As long-running legal feud slogs on, Lampert and Sears Holdings creditors ordered to mediation

Dive Brief:

  • A federal bankruptcy judge ordered mediation in ongoing litigation between creditors to Sears Holdings, which has been stuck in bankruptcy limbo for more than three years, and the company’s former head, Eddie Lampert.
  • Creditors seeking repayment on years-old claims have alleged that Lampert and his hedge fund ESL Investments transferred billions of dollars in assets to Lampert during his years at the helm of Sears Holdings.
  • “The defendants’ motions to dismiss remain pending, and ESL continues to believe that plaintiffs’ claims are contrary to both the law and the facts,” a spokesperson for ESL said in an emailed statement. “We look forward to the mediation, but remain prepared to defend ourselves in court if a reasonable resolution cannot be achieved.”

Dive Insight:

Litigation against Lampert has dragged on through much of Sears Holdings’ bankruptcy, which has continued on well past the sale of Sears’ remaining stores to the Lampert-controlled Transformco in early 2019.

For unsecured creditors, lawsuits against directors and executives of debtor companies are among the few avenues for repayment in bankruptcy cases where claims like shipping invoices go unpaid. 

Sears Holdings filed for bankruptcy in the fall of 2018. Today the company is a husk, with its administrative debts — which include both lawyers’ and consultants’ fees as well as claims by vendors — from its endless bankruptcy still being fought over. 

Creditors warned long ago that Sears Holdings was administratively insolvent, meaning there wasn’t enough value in its assets to cover the claims against it in bankruptcy. The entity’s enormous stack of legal and consulting fees have made it the most expensive bankruptcy case in recent history, if not all time. At this time last year, the company was more than $80 million short on its obligations to administrative creditors. 

Meanwhile, remaining Sears and Kmart stores have been steadily declining in number since Lampert bought them, with the footprints of both banners just a tiny fraction of what they once were. 

As for the litigation against Lampert, the original complaint targeted the deep and complicated financial relationship between the former chief and the company he ran. Lampert, at the time Sears Holdings filed for bankruptcy, was the company’s leader, largest investor, largest lender, a landlord through the real estate spinoff from Sears (Seritage Growth Properties) that Lampert bought a large chunk of, and a vendor through his stake in Lands’ End, another Sears spinoff Lampert profited from. 

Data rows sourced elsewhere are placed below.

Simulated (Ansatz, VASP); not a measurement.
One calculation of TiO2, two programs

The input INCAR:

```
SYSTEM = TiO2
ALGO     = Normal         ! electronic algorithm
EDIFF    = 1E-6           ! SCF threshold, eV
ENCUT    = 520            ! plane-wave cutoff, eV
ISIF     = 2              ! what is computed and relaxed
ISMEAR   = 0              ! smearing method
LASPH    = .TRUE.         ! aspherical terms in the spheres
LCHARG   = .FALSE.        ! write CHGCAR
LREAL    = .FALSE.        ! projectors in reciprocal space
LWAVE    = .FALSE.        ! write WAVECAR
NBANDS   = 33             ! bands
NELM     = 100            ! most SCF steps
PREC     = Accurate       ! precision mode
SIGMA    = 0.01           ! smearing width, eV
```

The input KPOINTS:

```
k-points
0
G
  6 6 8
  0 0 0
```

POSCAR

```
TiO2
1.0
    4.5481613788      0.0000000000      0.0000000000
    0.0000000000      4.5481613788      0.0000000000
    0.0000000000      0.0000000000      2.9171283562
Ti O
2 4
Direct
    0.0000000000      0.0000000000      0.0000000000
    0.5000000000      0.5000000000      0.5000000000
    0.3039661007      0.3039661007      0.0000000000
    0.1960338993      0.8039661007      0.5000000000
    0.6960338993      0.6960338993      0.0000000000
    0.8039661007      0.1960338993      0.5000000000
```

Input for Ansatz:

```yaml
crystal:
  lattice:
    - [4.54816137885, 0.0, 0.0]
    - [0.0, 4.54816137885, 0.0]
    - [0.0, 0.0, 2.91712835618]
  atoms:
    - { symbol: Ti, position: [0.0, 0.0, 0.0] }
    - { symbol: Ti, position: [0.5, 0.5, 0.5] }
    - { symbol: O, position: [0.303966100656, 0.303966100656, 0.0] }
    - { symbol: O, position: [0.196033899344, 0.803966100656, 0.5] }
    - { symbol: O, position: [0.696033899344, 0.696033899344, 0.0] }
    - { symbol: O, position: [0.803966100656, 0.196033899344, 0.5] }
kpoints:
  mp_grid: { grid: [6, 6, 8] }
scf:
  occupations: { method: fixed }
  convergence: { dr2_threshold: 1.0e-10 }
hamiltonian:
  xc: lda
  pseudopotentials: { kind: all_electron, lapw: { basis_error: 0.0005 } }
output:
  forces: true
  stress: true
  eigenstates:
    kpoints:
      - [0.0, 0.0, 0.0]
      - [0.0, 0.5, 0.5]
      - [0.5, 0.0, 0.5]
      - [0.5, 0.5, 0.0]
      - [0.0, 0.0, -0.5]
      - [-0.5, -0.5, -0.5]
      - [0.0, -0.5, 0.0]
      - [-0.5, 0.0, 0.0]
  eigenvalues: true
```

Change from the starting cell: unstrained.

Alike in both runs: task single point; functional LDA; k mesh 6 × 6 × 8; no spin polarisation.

Plaintiffs in the past have accused Lampert of “thefts of assets,” “rank self-dealing” and “numerous other breaches of fiduciary duty,” all allegations that Lampert has denied. 

The mediation, first reported on by the Wall Street Journal’s bankruptcy specialty publication, will be private, with both parties forbidden by the judge from disclosing any details or proposals that come out of the process.

The judge in the case set a deadline of May 23 for the mediation to conclude.